Stakeholders bring the whole, messy, creative person to work. They can think, take initiative, make decisions, carry responsibility, take ownership, be creative, and solve problems. And they incessantly ask the most human of questions, “Why?” They are self-directed and creative, and they solve problems. They don’t expect the company or other adults to take care of them.

Stakeholders Are Owners

Ownership is the most powerful motivator in business. Adults own stuff. Even if they don’t own a piece of the company, Stakeholders own their work. And as Stakeholders, they receive profit sharing, just like an owner should. To create ownership, Stakeholders in Participation Age companies own some of the fruit of their labor.

Stakeholders Require Leadership, Not Adult Supervision (Management)
If you hire adult Stakeholders instead of childlike employees, it changes the way you lead people. Participation Age companies with Stakeholders don’t have office hours, vacation time, or personal days. They’re not interested in whose car was in the parking lot first or who left last. In these companies, Stakeholders don’t need adult supervision, they need leadership.

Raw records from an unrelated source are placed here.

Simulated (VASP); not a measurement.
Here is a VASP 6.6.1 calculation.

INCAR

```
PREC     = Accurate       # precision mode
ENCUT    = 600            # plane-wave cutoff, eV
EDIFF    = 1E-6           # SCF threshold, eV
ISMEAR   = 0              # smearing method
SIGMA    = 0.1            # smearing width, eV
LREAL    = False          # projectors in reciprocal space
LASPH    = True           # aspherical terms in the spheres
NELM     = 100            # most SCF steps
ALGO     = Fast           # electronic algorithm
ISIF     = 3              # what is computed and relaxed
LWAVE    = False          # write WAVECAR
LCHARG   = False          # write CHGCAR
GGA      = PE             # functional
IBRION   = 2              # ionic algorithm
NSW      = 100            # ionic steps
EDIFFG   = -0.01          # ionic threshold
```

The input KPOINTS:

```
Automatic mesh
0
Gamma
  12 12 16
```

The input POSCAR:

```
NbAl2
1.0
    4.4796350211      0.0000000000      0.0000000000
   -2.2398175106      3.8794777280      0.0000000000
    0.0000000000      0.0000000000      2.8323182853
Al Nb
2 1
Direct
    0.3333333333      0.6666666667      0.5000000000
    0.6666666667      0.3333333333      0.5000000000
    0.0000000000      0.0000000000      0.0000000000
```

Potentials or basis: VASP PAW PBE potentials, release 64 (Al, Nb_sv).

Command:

Stakeholders Make Meaning and Money At Work, and More of Both
Industrial Age employees traded time for money, and then went home to Make Meaning. Stakeholders won’t settle for a j-o-b that just pays the bills. They want to be able to go home at the end of the day knowing they made a difference, not just a product. And everyone is a lot happier because they all work with adults who contribute and pull their own weight.
In the Participation Age, employees are always a bad idea. Stakeholders will replace them. There is a growing wave of companies looking to replace employees with Stakeholders. Don’t settle. Find one you can join, or build one yourself.

Come join us in the Participation Age.